LONDON—Moving to stem panic of an escalating debt crisis in Europe, the European Central Bank on Sunday signaled it would intervene in bond markets to prop up hard-hit Italy and Spain, as world leaders scrambled to calm investors before the opening of financial markets Monday.

The reluctant decision by the ECB underscored the gravity of a crisis that some fear could lead to a messy breakup of the euro zone if not quickly contained, and which has gathered fresh urgency following the downgrading of U.S. debt by Standard & Poors.

Worried investors have been dumping Italian and Spanish bonds, driving their borrowing costs to record levels in recent days and sparking fears the world’s 7th and 12th largest economies could be engulfed by the same kind of crisis that forced far smaller Greece, Ireland and Portugal to request emergency bailouts. By intervening in bond markets, however, the bank could at least temporarily take some of the pressure off both nations by buying debt that private investors now see as too risky.

The ECB, as is customary, did not explicitly say it would buy Italian and Spanish bonds. But it strongly suggested in a statement that it would do so, with its move amounting to an admission that the bank’s tepid dabbling in bond markets last week did not go nearly far enough in calming investors. The bank’s governing council agreed after an 11th-hour emergency teleconference on Italy and Spain to take more drastic steps “to ensure [bond] price stability in the euro area.”

The move came as European leaders Sunday were scrambling to calm investors jittery over the crushing debt of wealthy nations. Without further steps from governments and central bankers, analysts fear more drops in global stock markets – with bourses in the Middle East, open on Sunday, tumbling ahead of the opening of key Asian trading.

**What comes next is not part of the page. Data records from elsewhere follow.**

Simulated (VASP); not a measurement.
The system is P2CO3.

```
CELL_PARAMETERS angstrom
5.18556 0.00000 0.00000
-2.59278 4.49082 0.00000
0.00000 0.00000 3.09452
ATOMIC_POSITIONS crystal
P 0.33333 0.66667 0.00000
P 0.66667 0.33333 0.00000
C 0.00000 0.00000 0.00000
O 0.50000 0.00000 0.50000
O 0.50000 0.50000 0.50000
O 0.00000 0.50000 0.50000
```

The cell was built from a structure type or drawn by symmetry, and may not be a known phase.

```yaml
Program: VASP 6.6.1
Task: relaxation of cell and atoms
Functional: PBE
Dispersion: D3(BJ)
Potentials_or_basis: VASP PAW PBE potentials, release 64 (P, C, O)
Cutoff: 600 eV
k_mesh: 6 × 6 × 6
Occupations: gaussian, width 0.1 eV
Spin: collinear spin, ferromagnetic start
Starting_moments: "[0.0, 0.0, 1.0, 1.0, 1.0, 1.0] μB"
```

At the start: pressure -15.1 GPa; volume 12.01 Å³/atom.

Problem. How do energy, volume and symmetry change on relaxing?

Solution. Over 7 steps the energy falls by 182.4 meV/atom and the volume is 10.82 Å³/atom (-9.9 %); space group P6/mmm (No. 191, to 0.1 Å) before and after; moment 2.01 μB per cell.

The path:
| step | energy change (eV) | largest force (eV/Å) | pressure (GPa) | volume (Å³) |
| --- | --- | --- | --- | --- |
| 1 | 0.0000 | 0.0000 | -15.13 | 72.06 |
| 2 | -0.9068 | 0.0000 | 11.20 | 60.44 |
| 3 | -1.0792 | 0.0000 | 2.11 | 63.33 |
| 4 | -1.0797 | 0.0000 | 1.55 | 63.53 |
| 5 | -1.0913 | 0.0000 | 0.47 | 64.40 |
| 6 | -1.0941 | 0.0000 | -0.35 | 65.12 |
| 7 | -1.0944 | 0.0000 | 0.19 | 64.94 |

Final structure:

A European official who declined to be named given the sensitivity of the issue said “a range of international discussions” was coming together Sunday. Those talks were set to include conference calls between G7 financial chiefs.

German Chancellor Angela Merkel and French President Nicholas Sarkozy issued a joint statement backing moves by Rome and Madrid on Friday to speed up austerity measures and adopt reforms to improve stagnant growth.

Opposition in fiscally conservative Germany, by far the largest economy in the 17-nation euro zone, to intervention by the ECB was seen as one major factor holding the bank back. But the ECB, in the text of its statement Sunday, appeared to interpret Merkel’s joint statement with Sarkozy as a sign of grudging acceptance from Berlin that more must be done.

With concern increasingly centered on Italy, whose debt amounts to a whopping 119 percent of its national economy, Merkel and Sarkozy “especially” welcomed the announcement by Italian Prime Minister Silvio Berlusconi “to achieve a balanced budget a year earlier than previously envisaged.”

Raj Badiani, an economist with IHS Global Insight in London, called the ECB move “an attempt to provide a sharp jolt to the negative sentiment engulfing Spain and Italy.”

But he and others warned it may only be a short-term solution. The ECB cannot indefinitely intervene in European bond markets on such a grand scale. A program that goes on too long could trigger inflation and undermine the stability of the euro. Rather, the ECB may effectively be buying time for European leaders to do something they have thus far failed to do — take decisive action to end the crisis.

Analysts have been calling for European leaders to greatly expand a bailout fund to cover a worst-case scenario in Italy and Spain. But European leaders were doggedly sticking to a July 21 agreement that once again shored up Greece while also allowing rescue funds to be used to buy up the bonds of troubled nations in times of crisis, much like the ECB.

But the pool of cash available, about $616 billion, does not approach the level needed to aid Italy or Spain, and European leaders have showed no signs of agreement in raising that amount. In addition, all 17 nations in the euro zone still need to ratify that deal before it can go into effect.

Europe, led by Germany, has bailed out Greece, Ireland and Portugal. But German voters have had it with bailouts, and in a worst-case scenario Italy would need roughly $1.4 trillion — or more than double the size of the current European rescue fund.

Rather, Europeans leaders and the ECB seem to be banking on temporary intervention to give Italy and Spain time to make good on their pledges to restore market confidence through budget cuts and long-awaited economic reforms.

“I suspect it could help to stabilize Italian bond yields at current levels, and help to deflect some of the financial contagion hitting Italy,” Badiani said. “However, we will need to see much more detail about the scale of the proposals and the pace of implementation before there is any significant unwinding of the bond yield rises of the past month.”

If Italy or Spain fails to quell market panic, analysts say, Europeans might be forced to move toward the advent of a new euro-bond, putting the economic weight of Germany behind its profligate neighbors. But Germany and other northern European nations remain opposed to such a deal, as well as the more radical step of a more established fiscal union that would go further in turning a vast chunk of Europe into one giant economy.